Inside a Network Packet
Introduction
Lately, I’ve been moving away from high-level abstractions and diving into how things actually travel across the wire. We often talk about “packets” as these abstract units of data, but at the end of the day, they are just contiguous chunks of memory with a very specific layout.
To understand this, I’ve been working on a project called NetScribe. It’s a packet sniffer written in C that uses raw sockets to capture frames and manually parse them. No high-level libraries - just coffee and segfaults pains.
Raw socket
A raw socket is a socket with no protocol abstraction applied. Raw socket allows us to bypass the kernel’s network stack processing. Instead of the OS stripping headers for us, we get the full, unadulterated buffer off the wire.
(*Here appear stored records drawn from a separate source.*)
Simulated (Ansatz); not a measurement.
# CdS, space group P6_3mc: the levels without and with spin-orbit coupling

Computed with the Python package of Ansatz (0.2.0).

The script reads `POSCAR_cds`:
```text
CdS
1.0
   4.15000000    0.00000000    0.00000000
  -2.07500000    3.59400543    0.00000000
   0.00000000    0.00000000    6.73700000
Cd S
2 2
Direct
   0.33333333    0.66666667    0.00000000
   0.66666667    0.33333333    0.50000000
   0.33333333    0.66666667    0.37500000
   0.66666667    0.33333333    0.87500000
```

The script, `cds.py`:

On Linux systems, a raw socket can be created using the POSIX socket() API:
#include <sys/socket.h>
int raw_sock = socket(
AF_PACKET,
SOCK_RAW,
htons(ETH_P_ALL)
);Here is what is happening:
-
AF_PACKET: This tells the kernel we want to operate at the Data Link Layer (Layer 2). Unlike AF_INET (which gives you IP packets), this gives us the Ethernet frames directly from the device driver.
-
SOCK_RAW: Indicates that the socket should expose the entire frame, including Ethernet headers. Nothing is stripped or interpreted by the kernel.
-
htons(ETH_P_ALL): This macro ensures we capture all protocols (IPv4, IPv6, ARP, etc.), not just a specific type.
If this call succeeds, raw_sock becomes a socket descriptor connected directly to the network interface.
Security Note: Raw sockets require elevated privileges. On Linux, you’ll need to run this program with
sudoor grant it theCAP_NET_RAWcapability. This is because raw sockets can capture all network traffic and potentially be used maliciously.
Receiving Bytes from the Kernel
Now that our raw socket is ready, the next step is to receive raw packet data from the kernel. At this level, the kernel does not interpret or modify the packet in, it simply copies the bytes exactly as they appear on the wire into user space.
ssize_t rc = recvfrom(raw_sock, buffer, sizeof(buffer), 0, NULL, NULL);The recvfrom() function (provided by sys/socket.h) blocks the program until a packet arrives. When one does, the kernel copies the entire frame - Ethernet headers, IP headers, and payload into our buffer.
The return value data_size is crucial: it tells us exactly how many bytes were captured. If it returns -1, the read failed.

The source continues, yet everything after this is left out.